Grouping by min/max in a series

  • Yeah. I know.

    I wasn't sure about the amount of records to start with. I thought there might be only a few hundred of them.

    I tested your code on SQL Server 2005, and there was no need to go dynamic. It run equally fast!

    Good algorithm Jeff!

    But... MAX portion does not seem to work on SQL Server 2005.

    I had to drop the clustered index and recreate it descending.

    USE TempDB

    SET NOCOUNT ON

    IF OBJECT_ID('MyTable') IS NOT NULL

        DROP TABLE MyTable

    CREATE TABLE MyTable

                 (

                     Code INT IDENTITY(1,1),

                     Status CHAR(1) NOT NULL

                 )

    INSERT     MyTable

               (

                   Status

               )

    SELECT     TOP 100000 

               CAST(RAND(CAST(NEWID() AS VARBINARY)) * 3 AS INT) AS Status

    FROM       Master.dbo.SYSCOLUMNS AS sc1

    CROSS JOIN Master.dbo.SYSCOLUMNS AS sc2

    UPDATE MyTable

           SET Status = CASE STATUS

                           WHEN '0' THEN 'A'

                           WHEN '1' THEN 'S'

                           WHEN '2' THEN 'T'

                        END

    SELECT   TOP 100 *

    FROM     MyTable

    ORDER BY Code

    DECLARE @StartTime DATETIME

    SET @StartTime = CURRENT_TIMESTAMP

    SELECT   Code,

             Status

             CAST(NULL AS INT) AS MyMin,

             CAST(NULL AS INT) AS MyMax

    INTO     #MyHead

    FROM     MyTable

    ORDER BY Code,

             Status

    ALTER TABLE #MyHead

    ADD CONSTRAINT PK_MyHead_Min PRIMARY KEY CLUSTERED (Code, Status)

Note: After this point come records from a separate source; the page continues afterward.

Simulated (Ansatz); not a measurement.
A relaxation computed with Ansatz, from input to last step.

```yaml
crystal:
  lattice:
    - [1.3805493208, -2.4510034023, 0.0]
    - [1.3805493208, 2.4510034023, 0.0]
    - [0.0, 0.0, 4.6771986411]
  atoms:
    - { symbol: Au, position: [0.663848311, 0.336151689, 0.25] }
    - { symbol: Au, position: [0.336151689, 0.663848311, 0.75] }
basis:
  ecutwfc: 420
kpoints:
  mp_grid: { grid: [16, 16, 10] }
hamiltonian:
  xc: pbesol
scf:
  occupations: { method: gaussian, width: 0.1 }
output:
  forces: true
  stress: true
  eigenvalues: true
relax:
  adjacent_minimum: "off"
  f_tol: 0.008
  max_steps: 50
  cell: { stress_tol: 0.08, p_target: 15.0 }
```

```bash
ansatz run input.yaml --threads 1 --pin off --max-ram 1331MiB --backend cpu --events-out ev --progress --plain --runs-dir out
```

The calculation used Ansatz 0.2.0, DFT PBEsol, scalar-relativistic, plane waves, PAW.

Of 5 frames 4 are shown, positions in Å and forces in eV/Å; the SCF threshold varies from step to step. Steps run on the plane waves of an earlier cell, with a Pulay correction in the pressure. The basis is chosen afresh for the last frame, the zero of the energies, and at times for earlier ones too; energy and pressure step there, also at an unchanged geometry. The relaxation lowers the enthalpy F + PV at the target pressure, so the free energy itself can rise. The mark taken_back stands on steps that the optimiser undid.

    DECLARE @PrevStatus CHAR(1),

            @PrevCode INT

    SELECT @PrevStatus = ' ',

           @PrevCode = 0

    UPDATE #MyHead

    SET    @PrevCode = MyMin = CASE Status

                                  WHEN @PrevStatus THEN @PrevCode

                                  ELSE Code

                               END

           @PrevStatus = Status

    FROM   #MyHead

    ALTER TABLE #MyHead

    DROP PK_MyHead_Min

    ALTER TABLE #MyHead

    ADD CONSTRAINT PK_MyHead_Max PRIMARY KEY CLUSTERED (Code DESC, Status DESC)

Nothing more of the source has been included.